In Search of a Polar Continent 1905-1907

The objects of this expedition were to penetrate as far as possible into that unknown region which lies to the north, and to meet and to get to know the natives, of whom I have always fostered an idea of making use in ice expeditions. Besides the natives, the whale-fishers who navigate those waters might, I trusted, be able to render me assistance. Furthermore, I wished to discover, if possible, whether there was land hitherto unknown in the Arctic Ocean: in ascertaining this, I would make Herschel Island my base of operations (p. viii).

p. 22: The Catholic mission is the most important place at Resolution, and Bishop Breynart has a diocese which extends from Fort Smith on the Slave River to the Arctic Red River in the Mackenzie—a stretch of more than 1,000 miles. Altogether there are ten churches in the diocese. At most of these smaller missions native children are schooled, and are taught how to lead a useful and godly life in this desolate region. Every one of these missionary posts or stations is visited yearly and supplied with the necessaries of life—an undertaking whereof the reader will hardly conceive the magnitude unless he has himself wandered far beyond the reach of railways. The children are not only educated but clothed and fed. The girls are taught how to sew and how to make their own clothes, as well as how to read and write; whilst the boys, who are also trained in these latter academic, if elementary, exercises, acquire a variety of crafts which will be useful—in fact, indispensable—to them in after-life.
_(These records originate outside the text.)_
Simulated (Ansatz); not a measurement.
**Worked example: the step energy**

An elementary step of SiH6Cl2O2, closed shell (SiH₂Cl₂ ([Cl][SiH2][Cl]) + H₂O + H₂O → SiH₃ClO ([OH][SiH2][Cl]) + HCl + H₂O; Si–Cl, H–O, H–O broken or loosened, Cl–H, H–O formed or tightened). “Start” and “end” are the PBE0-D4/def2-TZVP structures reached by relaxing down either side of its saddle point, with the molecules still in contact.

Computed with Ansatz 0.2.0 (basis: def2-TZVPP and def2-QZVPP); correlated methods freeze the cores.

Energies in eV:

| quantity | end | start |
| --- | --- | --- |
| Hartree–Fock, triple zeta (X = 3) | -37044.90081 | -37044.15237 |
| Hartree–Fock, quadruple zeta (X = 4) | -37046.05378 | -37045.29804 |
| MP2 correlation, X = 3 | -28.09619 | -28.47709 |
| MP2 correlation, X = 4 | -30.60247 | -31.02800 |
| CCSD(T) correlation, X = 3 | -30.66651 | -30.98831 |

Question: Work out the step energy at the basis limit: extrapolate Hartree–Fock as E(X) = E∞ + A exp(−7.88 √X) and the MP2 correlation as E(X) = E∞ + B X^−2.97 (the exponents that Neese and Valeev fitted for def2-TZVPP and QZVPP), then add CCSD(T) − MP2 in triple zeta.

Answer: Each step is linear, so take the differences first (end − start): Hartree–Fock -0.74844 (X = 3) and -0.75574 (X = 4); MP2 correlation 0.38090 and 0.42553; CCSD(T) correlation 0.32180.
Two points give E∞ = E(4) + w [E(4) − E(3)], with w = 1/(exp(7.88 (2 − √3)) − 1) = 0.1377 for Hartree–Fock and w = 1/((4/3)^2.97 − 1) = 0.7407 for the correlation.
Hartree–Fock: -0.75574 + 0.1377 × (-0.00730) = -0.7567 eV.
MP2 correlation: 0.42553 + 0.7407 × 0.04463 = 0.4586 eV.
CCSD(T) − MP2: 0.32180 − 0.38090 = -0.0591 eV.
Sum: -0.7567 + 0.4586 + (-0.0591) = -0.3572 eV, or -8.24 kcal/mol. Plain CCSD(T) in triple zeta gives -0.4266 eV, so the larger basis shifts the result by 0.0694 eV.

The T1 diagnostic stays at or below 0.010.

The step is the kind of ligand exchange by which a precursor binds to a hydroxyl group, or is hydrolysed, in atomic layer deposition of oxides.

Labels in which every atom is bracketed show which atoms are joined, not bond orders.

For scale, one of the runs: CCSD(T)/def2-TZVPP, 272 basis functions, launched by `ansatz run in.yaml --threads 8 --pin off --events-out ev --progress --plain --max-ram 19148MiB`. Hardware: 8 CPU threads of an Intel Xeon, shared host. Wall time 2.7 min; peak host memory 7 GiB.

p. 231: The poor beasts had not had a proper feed ever since leaving the coast on February 5—for about seven weeks, in other words; but from that date they had subsisted most of the time upon old clothes. This, indeed, was a more genuine and startling feat than that of Alfred Jingle, who declared that he and Job Trotter had “lived for three weeks upon a pair of boots and an umbrella with an ivory handle!” a declaration which elicited naive expressions of astonishment from Mr. Pickwick, “who had only heard of such things in shipwrecks, or read of them in Constable’s ‘Miscellany.’ ” Yet even the writers who chronicle their own travels know that there are things which their dogs, like their readers, will not readily swallow, and old clothes might naturally be reckoned of the number.